1
votes

I have a question about the failover in the scenario. Let's say that we have two clusters K1 and K2 and configured MM2 replication for TOPIC1 (originally created in just K1).

We configured the active-active replication:

K1->K2.enabled = true
K2->K1.enabled = true
K1->K2.topics = .*
K2->K1.topics = .*

On starting mirror maker 2, I see that topics are replicated from cluster K1 to K2 in the naming format K1.topic_name_here and vice versa for topics from cluster K2 to K1.

I see that there was no topic TOPIC1 created in K2, only K1.TOPIC1 was created. I see this scenario working for consumers, as in the beginning the consumers consume TOPIC1 from cluster K1. When the cluster K1 out of service, fail over happens. Consumers start to consume K1.TOPIC1 from K2.

My questions are as follows:

  1. For producers, they won't producer to the topic K1.TOPIC1 in cluster K2, my question is how do the producers go about producing data. Do I need to manually create a topic TOPIC1 in cluster K2 and this topic will be used for producing messages to when failover happens.
  2. If the above scenario is true, how do I move back to my primary cluster K1. As, now the topic TOPIC1 in cluster K2 has digressed from the topic TOPIC in K1. How do we sync the messages in this scenario ?
1

1 Answers

2
votes

One way to address that is to introduce the concept of "local" and "remote" topics.

In a cluster, a "local" topic is a topic that you created in this cluster. A "remote" topic is a topic that was created by MirrorMaker2 and is typically prefixed (or suffixed) with a cluster alias, for example K1.TOPIC1.

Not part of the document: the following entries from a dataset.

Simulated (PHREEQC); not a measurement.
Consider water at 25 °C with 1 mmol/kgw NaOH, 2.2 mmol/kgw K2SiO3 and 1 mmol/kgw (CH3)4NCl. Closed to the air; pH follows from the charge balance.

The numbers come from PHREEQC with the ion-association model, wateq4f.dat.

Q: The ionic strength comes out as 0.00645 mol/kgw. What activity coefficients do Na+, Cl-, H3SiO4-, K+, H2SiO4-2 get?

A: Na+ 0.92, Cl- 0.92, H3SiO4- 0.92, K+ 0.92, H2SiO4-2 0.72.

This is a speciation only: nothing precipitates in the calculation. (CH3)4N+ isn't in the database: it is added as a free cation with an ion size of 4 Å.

Then to prevent "local" and "remote" topics from diverging, have your producers always produce to "local" topics and have consumers subscribed to both "local" and "remote" topics.

In your example:

  • Producers always use TOPIC1 whether they are connected to K1 or K2.
  • Consumers subscribe to TOPIC1, K1.TOPIC1, K2.TOPIC1 (you can also use a pattern, such as .*TOPIC1)

If you want to preserve strict ordering, when switching clusters, you can make your consumers drain the remote topics first and then consume from the local topics.